When it was there, the disk was about as far from its star as Mercury is from our Sun, or about half the distance between the Sun and Earth, Zuckerman said.
The disk's star is a relative baby, just 10 million years old, compared to our middle-aged 4.6 billion-year-old Sun, he said. The disk orbiting close to it harbored "a huge amount of ... tiny dust particles, trillions and gazillions of them."
"So much dust orbiting so close to a young star implies that rocky planets similar to the terrestrial planets of our own solar system were in the process of forming around this star," he said. But all of a sudden, this potential planet-maker was absent.
"We don't really know where the dust came from in detail, and we certainly don't know what caused it to disappear so quickly," Zuckerman said.

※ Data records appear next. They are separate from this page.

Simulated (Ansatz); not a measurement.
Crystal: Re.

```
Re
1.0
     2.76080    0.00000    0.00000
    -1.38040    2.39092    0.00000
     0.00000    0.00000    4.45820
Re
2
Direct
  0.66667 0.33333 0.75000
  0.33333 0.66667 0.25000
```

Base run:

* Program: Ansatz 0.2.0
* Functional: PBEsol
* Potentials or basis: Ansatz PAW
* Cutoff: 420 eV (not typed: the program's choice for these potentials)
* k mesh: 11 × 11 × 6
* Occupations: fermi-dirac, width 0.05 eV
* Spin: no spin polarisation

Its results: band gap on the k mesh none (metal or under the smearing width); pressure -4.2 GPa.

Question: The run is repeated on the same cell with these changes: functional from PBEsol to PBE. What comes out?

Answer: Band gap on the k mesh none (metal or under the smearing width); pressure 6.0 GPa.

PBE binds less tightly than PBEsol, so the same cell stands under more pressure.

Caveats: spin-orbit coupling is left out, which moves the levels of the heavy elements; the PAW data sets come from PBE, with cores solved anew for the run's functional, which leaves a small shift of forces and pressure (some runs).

Carl Melis of the University of California-San Diego, a co-author of the study and leader of the discovery team, said in a statement there are at least two ways the disk might have vanished. The dust particles might have been dragged into the star or caromed out into space though "none are really compelling," he said.
This discovery has the potential to make astronomers re-think their ideas about what happens as solar systems form.
TYC 8241 2652 is about 450 light-years away in the direction of the constellation Centaurus (The Centaur). A light-year is about 6 trillion miles (10 trillion km), the distance light travels in a year.